Remove variables that fail a missing data test from models
Source:R/missing-data.R
remove_missing.Rd
Comparing missingness by looking at a table is good but we also want to update models to exclude missing data from the predictors.
Usage
remove_missing(
df,
...,
label_fn = label_extractor(df),
significance_limit = 0.05,
missingness_limit = 0.1
)
Arguments
- df
a dataframe of individual observations. If using the
tidyselect
syntax data grouping defines the intervention group and should be present. if the formula interface is used the first variable in the right hand side of the formula is used as the intervention, in which case grouping is ignored.- ...

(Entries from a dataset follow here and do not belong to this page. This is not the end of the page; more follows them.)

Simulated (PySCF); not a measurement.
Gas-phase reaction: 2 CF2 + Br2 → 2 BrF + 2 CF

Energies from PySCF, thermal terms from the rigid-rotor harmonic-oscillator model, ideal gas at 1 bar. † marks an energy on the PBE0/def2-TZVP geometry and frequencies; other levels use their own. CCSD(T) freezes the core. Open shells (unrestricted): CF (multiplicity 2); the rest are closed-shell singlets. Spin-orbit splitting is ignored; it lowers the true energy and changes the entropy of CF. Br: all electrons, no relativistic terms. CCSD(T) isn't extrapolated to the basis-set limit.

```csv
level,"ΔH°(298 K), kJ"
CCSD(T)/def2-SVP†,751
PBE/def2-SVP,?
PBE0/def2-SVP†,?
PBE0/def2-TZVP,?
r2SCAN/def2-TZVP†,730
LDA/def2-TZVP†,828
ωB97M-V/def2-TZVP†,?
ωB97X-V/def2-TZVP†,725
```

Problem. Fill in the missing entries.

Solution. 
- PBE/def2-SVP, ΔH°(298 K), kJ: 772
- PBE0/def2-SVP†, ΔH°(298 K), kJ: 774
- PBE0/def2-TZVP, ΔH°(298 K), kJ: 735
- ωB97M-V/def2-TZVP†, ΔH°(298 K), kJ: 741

a list of formulae that specify the models that we want to check
- label_fn
(optional) a function for mapping a co-variate column name to printable label. This is by default a no-operation and the output table will contain the dataframe column names as labels. A simple alternative would be some form of dplyr::case_when lookup, or a string function such as stringr::str_to_sentence. (N.b. this function must be vectorised). Any value provided here will be overridden by the
options("tableone.labeller" = my_label_fn)
which allows global setting of the labeller.- significance_limit
the limit at which we reject the hypothesis that the data is missing at random.
- missingness_limit
the limit at which too much data is missing to include the predictor.
Examples
df = iris %>%
dplyr::mutate(Petal.Width = ifelse(
stats::runif(dplyr::n()) < dplyr::case_when(
Species == "setosa" ~ 0.2,
Species == "virginica" ~ 0.1,
TRUE~0
),
NA,
Petal.Width
))
remove_missing(df, ~ Species + Petal.Width + Sepal.Width, ~ Species + Petal.Length + Sepal.Length)
#> subtype_count summary for Petal.Width
#> subtype_count summary for Sepal.Width
#> subtype_count summary for Petal.Length
#> subtype_count summary for Sepal.Length
#> fisher test on Petal.Width
#> fisher test on Sepal.Width
#> fisher test on Petal.Length
#> fisher test on Sepal.Length
#> More than 10% of data is missing for variables Petal.Width.
#> Data is missing not at random (compared to Species) at a p-value<0.013 (0.05 over 4 comparisons) for variables Petal.Width.
#> [[1]]
#> . ~ Species + Sepal.Width
#> <environment: 0x55eda93213b0>
#>
#> [[2]]
#> . ~ Species + Petal.Length + Sepal.Length
#> <environment: 0x55eda93213b0>
#>